How I Handle Halloween Candy Craziness by Real Mom NutritionMy name is Sally. I’m a dietitian. And I hand out candy to trick-or-treaters.

In the past, I’ve doled out bags of pretzels, small tubs of Play-Doh, and sheets of stickers too (and see nothing wrong with going that route). But mostly, we hand out candy. Usually chocolate.

If you’re a regular on this blog, you know I can get riled up about junk food. Especially when it’s on the sidelines of kids’ sports every weekend (read: Soccer Mom Soapbox). I’m that mom calling the summer camp director to ask about switching from Powerade to water. I’m the lady stopping at the front desk of the rec center to chat about the junk in the vending machine. I even advocate for healthier school Halloween parties.

Yet when it comes to trick-or-treating, I’m cool with candy. Why? Because I think it’s okay to celebrate some occasions with food. (If goodies aren’t handed out every day for made-up special occasions like t-ball practice, it’s easier to do this.)
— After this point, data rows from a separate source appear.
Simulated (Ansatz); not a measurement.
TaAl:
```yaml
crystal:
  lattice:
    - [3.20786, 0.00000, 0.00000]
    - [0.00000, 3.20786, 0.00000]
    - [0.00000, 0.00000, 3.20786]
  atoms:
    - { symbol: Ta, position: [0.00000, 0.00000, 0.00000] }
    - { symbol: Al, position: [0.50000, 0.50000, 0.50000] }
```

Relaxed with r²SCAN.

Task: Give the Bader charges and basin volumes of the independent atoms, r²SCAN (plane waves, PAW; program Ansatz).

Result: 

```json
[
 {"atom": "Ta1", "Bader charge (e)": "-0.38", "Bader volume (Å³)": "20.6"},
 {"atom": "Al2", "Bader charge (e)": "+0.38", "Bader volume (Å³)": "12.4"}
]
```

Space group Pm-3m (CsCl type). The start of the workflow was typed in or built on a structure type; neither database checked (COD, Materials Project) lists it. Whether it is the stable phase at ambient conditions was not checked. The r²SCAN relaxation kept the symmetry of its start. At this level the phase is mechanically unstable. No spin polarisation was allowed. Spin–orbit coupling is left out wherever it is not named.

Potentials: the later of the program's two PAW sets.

But I also know that trick-or-treating can spiral into candy craziness, so here’s how I make it work in our house:

1.  I wait until the very last minute to buy candy. Ideally, I’m at the store at 3pm on the day of trick-or-treating. Once upon a time, I made the tragic error of buying Halloween candy in advance, which of course meant we ate it, bought more, ate that, and bought more.

2. I give my kids free reign. We eat dinner before trick-or-treating, then all bets are off. They can eat as much as they want, which often comes with its own handy life lesson: If you eat too many sweets, sometimes your belly hurts and you feel gross.

3. I play the Switch Witch. After my kids return home to dump and sort their stash, they reserve a pile of their favorites. The rest (the stuff they don’t like or don’t like very much) goes into a bowl on the dining room table. While they’re sleeping, the Switch Witch arrives to take the candy and replace it with a toy or game. This is optional at my house. My kids aren’t forced to turn over their candy, and last year they kept a pretty sizeable amount. I know not everyone is a fan of the Switch Witch (read Red, Round or Green’s take in this post, “Switching Off“). But I like that this fun tradition teaches them to value what they like best–but not waste time on the stuff they don’t, simply because it’s there. In our culture of omni-present junk, that’s a useful skill.

4. I put them in charge of their stash. In our house, we have a one-treat-a-day policy which works most of the time. You can have your treat whenever you want: in your lunchbox, after school, after dinner, even WITH dinner. My two boys’ Halloween candy is kept in separate bags in a cupboard they can access. We decide together what a reasonable portion is (usually a fun-size bar or two small pieces of candy) and they serve themselves. They don’t obsess. There’s no sneaking of candy.  (Well, sometimes I sneak a piece and get caught when one of them finds the wrapper in my office garbage can.)

So that’s how it’s done in our house because this seems to work well (for now at least!). You may do things differently, and that’s okay. You may toss out everything with artificial colors, only buy GMO-free goodies, or hand out temporary tattoos. Or maybe you’re that fabled house with the full size candy bars. By all means, do your own thing.

But if you sneak your kids’ candy, do a better job than me of hiding the evidence.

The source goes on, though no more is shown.